EPA officials have said they stepped into the permitting process because federal law requires them to do so if state regulatory agencies like the DEP and other federal bodies, such as the U.S. Army Corps of Engineers, are not properly protecting water quality.

In perhaps its most significant move, the EPA announced new electrical conductivity guidance in April intended to force coal operators to rework mining plans to reduce discharges of chlorides, sulfides and dissolved solids that can harm aquatic life.

EPA Administrator Lisa P. Jackson had said "no or very few valley fills" likely would be approved under the policy, but last month drew criticism from environmental groups when the policy allowed a new mine in Logan County to move forward.

In its guidance, the DEP complained that the EPA conductivity policy was using "an overbroad, generic criterion . . . to set unattainable limits."

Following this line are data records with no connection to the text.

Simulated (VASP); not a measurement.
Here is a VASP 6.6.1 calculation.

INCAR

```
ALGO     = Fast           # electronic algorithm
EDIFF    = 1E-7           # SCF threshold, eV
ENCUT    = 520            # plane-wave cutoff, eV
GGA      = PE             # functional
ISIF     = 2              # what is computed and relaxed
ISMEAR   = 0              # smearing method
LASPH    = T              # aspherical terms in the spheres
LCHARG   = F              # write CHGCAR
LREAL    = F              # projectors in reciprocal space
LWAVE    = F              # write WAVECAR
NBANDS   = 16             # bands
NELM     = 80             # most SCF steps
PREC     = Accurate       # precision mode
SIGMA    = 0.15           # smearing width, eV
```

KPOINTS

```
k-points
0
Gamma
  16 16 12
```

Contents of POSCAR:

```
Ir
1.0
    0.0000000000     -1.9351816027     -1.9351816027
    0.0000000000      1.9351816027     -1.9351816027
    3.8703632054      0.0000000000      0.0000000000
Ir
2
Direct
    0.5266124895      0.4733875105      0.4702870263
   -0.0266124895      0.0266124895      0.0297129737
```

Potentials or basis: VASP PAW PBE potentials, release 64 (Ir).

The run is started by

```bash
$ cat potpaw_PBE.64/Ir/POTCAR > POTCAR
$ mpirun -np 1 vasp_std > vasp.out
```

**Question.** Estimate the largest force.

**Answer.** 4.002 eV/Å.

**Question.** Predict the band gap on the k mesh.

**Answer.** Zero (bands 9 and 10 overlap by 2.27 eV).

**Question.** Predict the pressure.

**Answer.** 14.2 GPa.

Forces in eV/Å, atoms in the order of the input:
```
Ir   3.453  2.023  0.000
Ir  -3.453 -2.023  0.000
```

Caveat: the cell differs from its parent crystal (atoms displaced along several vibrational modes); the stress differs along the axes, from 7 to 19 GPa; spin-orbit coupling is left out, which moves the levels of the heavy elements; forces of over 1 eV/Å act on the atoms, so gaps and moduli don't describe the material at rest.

The DEP also said state officials want to define "significant adverse impact," not as "a change in the numbers or makeup of the benthic macroinvertebrate community in a segment of a water body downstream from a point source discharge," but instead as a "material decline in the overall health of an aquatic ecosystem."

Still, the DEP guidance bases permitting decisions in large part on the state's preferred scoring system for stream health, rather than a more sophisticated method the EPA says helps prevent pollution-tolerant aquatic life from masking overall impacts.

In a news release, the DEP said its guidance "will result in changes that are markedly different from how mining has been conducted for the last 30 years."

Huffman said in an interview that he doesn't know if the DEP guidance will reduce mining's environmental impacts or if it will be more or less restrictive than what the EPA has proposed.

"[The] EPA's document plays it safe, and gets to a place where impacts are minimal or zero," Huffman said, "and while I don't necessarily believe that's the best way for a developed society to operate, I don't know that our approach will be any less restrictive.

"No loss is best, but some loss has to be expected for this or any other activity to occur."